The Little Server That Could

http://www.rubyconf.org.au

Have you ever wondered what dark magic happens when you start up your Ruby server? Let’s explore the mysteries of the web universe by writing a tiny web server in Ruby! Writing a web server lets you dig deeper into the Ruby Standard Library and the Rack interface. You’ll get friendlier with I/O, signal trapping, file handles, and threading. You’ll also explore dangers first hand that can be lurking inside your production code- like blocking web requests and shared state with concurrency.

RubyConf AU 2017

00:00:08.920 It's so luxurious to get an introduction. As Liam mentioned, my name is Stella Cotton, and I am really excited to be here in Australia.

00:00:16.039 If you've talked to me yet, I've probably told you how much I love it here. I've seen kangaroos and koalas in the wild, which I've probably also mentioned. It's truly amazing, and I just wanted to say a huge thank you to the organizers for all of their hard work. This is basically my favorite conference, so I'm really grateful to be back.

00:00:30.560 I work as an engineer on the tools team at Heroku. Before we get started, unrelated to my job at Heroku, I would like to ask you a favor. I get really nervous when I'm up here speaking, and I should be drinking water, but with everyone staring at me, I tend to do a weird little dance.

00:00:43.640 So, I'm going to steal a trick from my friend Lily. Every time I grab my water and take a drink, I want everybody to start clapping and cheering, really losing your minds. So let's practice. Hold on, that’s awesome! And just another point of order: I'm probably going to go through the code samples pretty quickly, but I’ll tweet out a link to my slides after the talk in case you want to take a closer look at the code.

00:01:22.439 I have lured you all here today under the pretense that we're going to learn how to write a tiny web server: the little server that could. But the reality is, this talk should be called 'the little server that can't.' If you want to use this little server to do anything in production, you're going to find that it's slower, it's not secure, and in some cases, we're just going to say, 'you know what, we're not even going to implement that.'

00:01:44.719 Also, it's important to note that a lot of the things I'm going to cover are going to be really limited to Unix-like environments. They will be familiar on Mac and Linux, but they won't really apply to Windows machines. So, why do we even care? What can the server do? To talk about what it can do, I want to discuss something about abstractions.

00:02:13.640 As engineers, a really powerful skill is learning when to dig into an abstraction and when to just accept the constraints. If every time you wanted to use a third-party API you had to understand the internals of that API, you'd be wasting your time and sacrificing the value of that API. It's an abstraction away from something that you just don’t really need to know. These abstractions make your code stronger, cleaner, and more efficient. You've probably all worked beside, or been that coworker who just can't stop going down rabbit holes. But if you respect the abstraction, you can actually be quite productive.

00:02:57.920 However, real talk: I came to software late in life, coming from something totally different. I often fight this urge to think of these abstractions as magical, as something completely unknowable. Good abstractions should feel like magic, but sometimes we need this reminder that they're just a tool. Servers are specifically a tool that everybody here is likely using every single day.

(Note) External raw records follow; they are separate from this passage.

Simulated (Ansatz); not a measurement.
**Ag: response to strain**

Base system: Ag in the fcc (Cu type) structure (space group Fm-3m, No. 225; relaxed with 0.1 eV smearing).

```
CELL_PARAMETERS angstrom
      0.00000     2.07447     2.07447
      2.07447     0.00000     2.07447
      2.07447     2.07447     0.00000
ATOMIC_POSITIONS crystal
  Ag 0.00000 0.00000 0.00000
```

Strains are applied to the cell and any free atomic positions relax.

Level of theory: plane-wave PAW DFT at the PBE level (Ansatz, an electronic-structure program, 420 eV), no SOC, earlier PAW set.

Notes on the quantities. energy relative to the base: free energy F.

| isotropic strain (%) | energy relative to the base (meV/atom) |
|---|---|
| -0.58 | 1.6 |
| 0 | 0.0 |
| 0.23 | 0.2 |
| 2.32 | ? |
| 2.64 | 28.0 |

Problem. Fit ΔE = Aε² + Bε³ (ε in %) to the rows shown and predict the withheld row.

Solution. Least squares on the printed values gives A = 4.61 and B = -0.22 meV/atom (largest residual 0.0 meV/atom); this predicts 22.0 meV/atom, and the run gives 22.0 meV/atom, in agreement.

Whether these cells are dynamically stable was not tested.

00:03:14.440 When you run ‘rails s,’ you don’t need to know what's happening underneath for the most part. The server just starts. It’s powerful and super easy to use as an abstraction. So powerful, in fact, that it can feel like magic. But servers are not magic. If you dig down past that abstraction, you’ll find that it's just code. So, we're going to explore the components of the server.

00:03:48.200 If tonight you go home and open any of the open-source Ruby web servers on GitHub, you're going to see some familiar components. Our server will help us understand what's happening inside our production web servers. What else can this little server do? It will be composed of some fundamental pieces that will help you build a foundation to understand other great developments happening in the Ruby community. For instance, why was garbage collection such a big deal in Ruby 2? Why do we care about Koichi's concurrency model with guilds?

00:04:27.639 Let's start off by talking about what a server really is, specifically today: a web server.

00:04:30.480 It runs on a physical computer, which is somewhat confusingly also called a server. You're probably using one of these common Ruby servers: Unicorn, Puma, WEBrick. People can interact with these servers by visiting a web page, using commands like telnet or curl, and I'll be using 'client' as an umbrella term to talk about all these methods.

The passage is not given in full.